Morning Thanks

Garrison Keillor once said we'd all be better off if we all started the day by giving thanks for just one thing. I'll try.

Friday, November 20, 2009

Morning Thanks


Just before class yesterday, a old colleague stopped by, even more a classroom veteran than I am, and said he'd just finished teaching Hamlet. He looked beat. He said he just didn't know whether it was worth it anymore, his students having so much trouble with the language.

If you were raised on the King James, it's said, you have a leg up when it comes to the bard. Don't know if that's true, but it sounds right. These days there's texting, of course; Shakespeare's no picnic when your longest sentences are a couple of dozen clicks.

Sometimes a teacher, an English teacher anyway, feels these days as if he or she is speaking another language altogether, Elizabethan or Mandorin. When Twitter is a way of life, even "The Short, Happy Life of Francis Macomber" can seem like forever. My colleague was beat like Willy Loman. He'd suffered the heartbreaking notion that even though he'd given himself away for an entire class period, he hadn't rung up a sale.

Someday I'll walk out of the classroom for the last time and retire forever that salesman in me. I used to love it--"get in there and sell them the vivid felt-life of story or poem or play." I'd go into the gridiron classroom like an all-conference linebacker, pumped for the fray.

No more. When I see a class with their eyes half-opened or, as if in chorus, downcast, I want to run because I know very well what sadness was written on my colleague's face yesterday; I've come back from class a victim of the same battle fatigue. Hamlet's done. The prince is dead--long live the prince. Such an incredible thing, that play--and they really don't give a hang, those kids.
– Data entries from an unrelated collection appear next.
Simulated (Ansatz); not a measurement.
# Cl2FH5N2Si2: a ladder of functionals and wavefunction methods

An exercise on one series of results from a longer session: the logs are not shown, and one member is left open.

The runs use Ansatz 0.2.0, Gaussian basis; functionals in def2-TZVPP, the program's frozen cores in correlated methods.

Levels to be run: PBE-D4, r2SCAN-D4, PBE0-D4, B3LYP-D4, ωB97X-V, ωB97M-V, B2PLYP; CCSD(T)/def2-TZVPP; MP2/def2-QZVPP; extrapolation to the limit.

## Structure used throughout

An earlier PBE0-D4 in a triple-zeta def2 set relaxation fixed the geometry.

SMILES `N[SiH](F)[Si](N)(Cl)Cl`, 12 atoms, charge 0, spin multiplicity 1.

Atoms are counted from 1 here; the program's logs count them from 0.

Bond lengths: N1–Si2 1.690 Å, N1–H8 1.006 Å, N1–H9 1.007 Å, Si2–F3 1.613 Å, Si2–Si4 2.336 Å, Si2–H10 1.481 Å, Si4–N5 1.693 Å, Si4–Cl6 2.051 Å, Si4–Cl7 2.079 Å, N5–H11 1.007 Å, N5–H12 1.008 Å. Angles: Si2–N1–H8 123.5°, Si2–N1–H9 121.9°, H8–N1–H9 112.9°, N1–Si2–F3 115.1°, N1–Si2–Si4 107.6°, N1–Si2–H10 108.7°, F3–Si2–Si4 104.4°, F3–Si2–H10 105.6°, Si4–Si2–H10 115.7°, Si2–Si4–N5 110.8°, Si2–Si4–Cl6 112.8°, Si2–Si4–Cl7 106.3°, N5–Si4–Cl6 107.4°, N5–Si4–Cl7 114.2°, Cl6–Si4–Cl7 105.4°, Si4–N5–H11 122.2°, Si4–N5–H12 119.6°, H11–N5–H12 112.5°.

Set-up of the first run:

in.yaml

Teaching puts food on the table and money in the pocket, and thereby preps me for the day, four years from now, when I'll sweep the books off the shelf and walk away.

But I don't teach for the money, really; I do it for the eyes. I do it because sometimes I see kids who love to tango with ideas, who come to class because they really do believe that what happens therein will matter. If I didn't see hungry eyes behind those desks,, I'd checking want ads yet this afternoon. I've got no desire to be or even play Willy Loman.

Anyway, all of that was right before class, and then I went off to my own.

So this morning--after finishing up Walden yesterday, no mean task--I'm thankful for what I saw there in my students yesterday afternoon, and for what I didn't. Right there in the landscape of their eyes I witnessed something abundant: life.

It won't always be that way, and isn't. But yesterday, after the death of Hamlet, it was. And for that, this morning, believe me, I'm thankful.